Despite his condition, the Tunku Abdul Rahman University College (TAR UC) alumnus has never stayed still and completed a 11km run during the TARCian Run 2019 in Kuala Lumpur last Sunday. It was organised by TAR UC and the TARCian Alumni Association (TAA).
“Staying home and playing video games is fun, but only to a certain extent.
“Physical activities allow you to test your limits and push yourself further.
“This helps you in other areas of your life, especially during the times when you feel you can’t go further.
“I apply what I learn from sports into life, ” said Lee, 28, a gamer himself.
The Advanced Psychology graduate sees sports as his opportunity to inspire people.
Lee’s aim is to enter the 2020 Tokyo Paralympic Games for wheelchair racing and is currently training as an athlete.
“It’s uncertain whether I’ll be able to reach Tokyo but my goal is to represent Malaysia someday in the Paralympic games for wheelchair racing.
“I want to fulfil my own potential and inspire others to do the same.
“I believe that’s how one person can change the world, ” said the second of three siblings.
Lee only actively began to participate in sporting events after he graduated from TAR UC.
The motivational speaker started with 10km runs, before moving on to 21km, 42km and 100km.
Echoing Lee on the importance of physical activities was Lee Chew Aun, 23, who developed back pain due to bad posture from hours of gaming.
Chew Aun took last year off from marathons and runs to recover from his injury but the final year mechanical engineering student itched to get back on track.
“I was 14 when I started running as a form of exercise before playing badminton.
“The TARCian Run 2019 is my first run after my break last year; these activities are good for your health.
“It releases our stress from assignments, ” said the Penangite who took part in the 5km category.
Themed “Run for Unity”, TAR UC president Prof Dr Lee Sze Wei said the TARCian Run promotes healthy living.
“We encourage our students to be healthy and having sports facilities in our campus helps the cause.
“We want to give our students a holistic environment to develop in; it’s more than just providing an education for them.
“The run is something the varsity will continue to carry out, ” he said.

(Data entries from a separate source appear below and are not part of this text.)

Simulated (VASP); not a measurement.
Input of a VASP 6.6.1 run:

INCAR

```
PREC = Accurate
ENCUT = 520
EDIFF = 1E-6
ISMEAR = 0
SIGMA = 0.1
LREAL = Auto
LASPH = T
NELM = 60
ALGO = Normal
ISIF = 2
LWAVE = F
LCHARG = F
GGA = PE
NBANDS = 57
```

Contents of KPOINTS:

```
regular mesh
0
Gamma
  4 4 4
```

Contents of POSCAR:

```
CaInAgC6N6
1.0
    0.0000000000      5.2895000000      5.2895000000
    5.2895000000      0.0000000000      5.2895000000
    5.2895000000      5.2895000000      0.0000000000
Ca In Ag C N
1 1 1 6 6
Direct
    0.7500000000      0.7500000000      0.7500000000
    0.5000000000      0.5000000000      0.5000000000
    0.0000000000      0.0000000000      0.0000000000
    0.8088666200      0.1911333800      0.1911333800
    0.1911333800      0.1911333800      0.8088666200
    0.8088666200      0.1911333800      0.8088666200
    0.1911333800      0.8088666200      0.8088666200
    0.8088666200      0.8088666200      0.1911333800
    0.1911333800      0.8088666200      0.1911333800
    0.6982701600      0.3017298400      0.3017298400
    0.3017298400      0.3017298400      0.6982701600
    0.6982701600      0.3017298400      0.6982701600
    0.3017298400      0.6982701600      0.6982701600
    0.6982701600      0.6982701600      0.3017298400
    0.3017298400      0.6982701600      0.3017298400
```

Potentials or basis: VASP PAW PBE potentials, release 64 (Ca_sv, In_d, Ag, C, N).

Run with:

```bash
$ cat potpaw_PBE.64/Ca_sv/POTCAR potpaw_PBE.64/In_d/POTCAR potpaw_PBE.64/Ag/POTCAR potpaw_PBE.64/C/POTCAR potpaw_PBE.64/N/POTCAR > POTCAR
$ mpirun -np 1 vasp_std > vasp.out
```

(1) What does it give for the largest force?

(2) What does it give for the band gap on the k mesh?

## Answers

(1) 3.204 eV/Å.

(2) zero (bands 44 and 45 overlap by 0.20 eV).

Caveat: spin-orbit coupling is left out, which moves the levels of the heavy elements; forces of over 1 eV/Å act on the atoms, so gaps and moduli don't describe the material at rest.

TAA president Datuk Yap Kuak Fong said apart from studying hard, it’s vital for students to take part in extracurricular activities.
“A healthy body is important because it is only then that students can study well and contribute to nation building, ” he added.
Held in conjunction with TAR UC’s 50th anniversary and national day celebration, the run saw the participation of approximately 7,000 TAR UC students, alumni and staff from its campuses nationwide.
The annual run collected RM8,000 from its proceeds in it’s first year in 2015, which was donated to the TARC Education Fund for the construction of the varsity’s Student Centre.
TARCian Run 2017 and 2018 raised RM50,000 each year, which went to the education fund.
TAA vice president and TARCian Run 2019 organising chairman Lim Kok Eng said one of the objectives of the run is to raise funds for the education fund.
“As TARCians, we are always thinking of what we can do for our alma mater.
“Over the years, TAA has raised RM1.1mil from our programmes, of which RM561,000 have been channeled towards providing scholarships for our students, ” he shared.
Also present at the run were TAR UC vice president Assoc Prof Dr Chook Ka Joo, TAA honorary advisors Tan Sri Barry Goh Ming Choon and Datuk Dr Tan Chik Heok, Yap, TAA deputy president Datuk Chan Wah Kiang and vice-president Teo Ka Chin.